Court name
High Court
Case number
270 of 1994

Bekker v Kotze and Others (270 of 1994) [1994] NAHC 17 (08 December 1994);

Media neutral citation
[1994] NAHC 17


1994/12/08 Strydom, J.P.




Recognition of foreign provisional trustee by Court - doubtful whether this is possible before trustee's appointment final. Vesting of movable property - such takes places also in other juris­dictions if insolvent was domiciled within juris­diction of Court declaring him insolvent at time of such order.



















Heard on: 1994/12/06,08 Delivered on: 1994/12/08




STRYDOM, J.P.: This was an urgent application for the relief set out in the Notice of Motion.



This application followed upon a provisional sequestration of the common estate of the first and second Respondents in the Republic of South Africa.

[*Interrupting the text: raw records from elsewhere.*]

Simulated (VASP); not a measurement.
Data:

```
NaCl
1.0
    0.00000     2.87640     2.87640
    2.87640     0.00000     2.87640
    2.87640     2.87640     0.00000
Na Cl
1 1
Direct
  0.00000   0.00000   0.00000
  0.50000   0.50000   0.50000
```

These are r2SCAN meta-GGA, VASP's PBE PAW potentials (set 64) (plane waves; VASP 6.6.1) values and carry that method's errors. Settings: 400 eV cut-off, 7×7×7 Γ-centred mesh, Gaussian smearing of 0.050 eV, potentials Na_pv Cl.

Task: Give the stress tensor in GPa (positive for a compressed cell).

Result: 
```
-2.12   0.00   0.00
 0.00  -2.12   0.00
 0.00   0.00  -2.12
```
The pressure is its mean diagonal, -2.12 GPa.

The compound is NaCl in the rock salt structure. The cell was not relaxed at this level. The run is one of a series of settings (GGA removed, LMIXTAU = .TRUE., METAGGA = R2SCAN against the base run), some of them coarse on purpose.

The application before me was argued by Ms Viviers-Turck, Mr Grobler appeared on behalf of the first and the second Respondents. No answering affidavits were filed by the Respondents, neither was the Court asked for a postponement to afford Respondents an opportunity to file any documents. However, both parties freely made use of affidavits and documents previously filed in this Court and in the Court in South Africa. From the allegations in these documents it was alleged that the First Respondent had defrauded the Government of the Republic of South Africa to the tune of some R23 914 752,11 by falsely recovering value added tax on bogus purchases of mining machinery. When this was discovered, application was made for a writ suspectus de fuqa. However, by then the First Respondent had already moved to Namibia. In moving to Namibia the First Respondent brought with him various movable assets as well as money.


Thereafter and on the 11th October 1994 the common estate of First and Second Respondents were provisionally sequestrated in the Republic of South Africa and the Applicant was appointed as a provisional trustee. This sequestration was at the behest of the Receiver of Revenue.


Following upon this sequestration, the Applicant as provisional trustee in the estate, asked and obtained orders in this Court whereby he was recognised as provisional trustee in the estate and whereby all assets of First and Second Respondents in Namibia vested in him as provisional trustee. The Applicant by way of Rules Nisi also asked for the attachment of various movables and interdicted the other Respondents from dealing with any money which the First Respondent had allegedly paid into their banking accounts.




An attempt was made by the First Respondent to set aside the order by Teek, J, and more particularly the order whereby the Applicant was recognised in Namibia as a provisional trustee in the estate. If successful this would have brought about the collapse of the Applicant's case. The application was however refused. The Rule Nisi was confirmed and an appeal was lodged to the Full Bench of this Court. This is due to be heard on the 8th December 1994.



However, on the 28th November 1994 the provisional sequestration order obtained by the Receiver of Revenue in the TPD was discharged on a ground of lack of locus standi. This had the effect of taking away the sub-stratum on which the orders made by my brother Teek were founded. An application was then launched by First Respondent to set aside the orders made by my brother Teek, this application will also be heard on the 8th December. However, both counsel were agreed that there is no way in which the orders given by my brother Teek can survive the discharge of the sequestration order in South Africa. These orders had then also been set aside by me this morning.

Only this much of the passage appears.